A former educator at a now-closed online charter school in Ohio says a legal fight has hurt not just the school but the 12,000 students it served.
ECOT Academy, the largest online school in the state, was forced to shut down as it fights the Ohio Dept. of Education in court.
Citing questionable student attendance numbers, the state has demanded millions of dollars for public school funds that flowed to the private company.
Two state courts have ruled against ECOT and an appeal is now pending before the Ohio Supreme Court over a $60 million demand, The Columbus Dispatch has reported.
Laura Beth McNamara, a former ECOT assistant principal, tells OneNewsNow that the Dept. of Education has forced ECOT to pay back $2.5 million a month and that figure has now been raised to $4 million.
"And it just seemed like it was strategically done to put us out of business," she claims, "before we had our chance for due process, before we had our day in court."

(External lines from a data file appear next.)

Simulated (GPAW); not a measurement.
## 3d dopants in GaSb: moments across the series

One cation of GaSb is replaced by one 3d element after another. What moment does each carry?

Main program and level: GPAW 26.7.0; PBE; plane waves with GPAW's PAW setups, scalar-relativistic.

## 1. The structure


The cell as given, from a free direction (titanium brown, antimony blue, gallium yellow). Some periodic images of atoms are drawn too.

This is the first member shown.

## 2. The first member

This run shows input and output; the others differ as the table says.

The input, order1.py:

The online school was forced to close last week, and McNamara says that means that students who live in dangerous neighborhoods, or who are bullied at school or have health issues, cannot use ECOT any more.
Some state legislators have come to ECOT's defense during its appeal process and in particular the students affected by the mid-year closing, the newspaper story reports.
The situation has also caught the attention of Christian organizations in Ohio that are encouraging the state to take action to re-open the online school.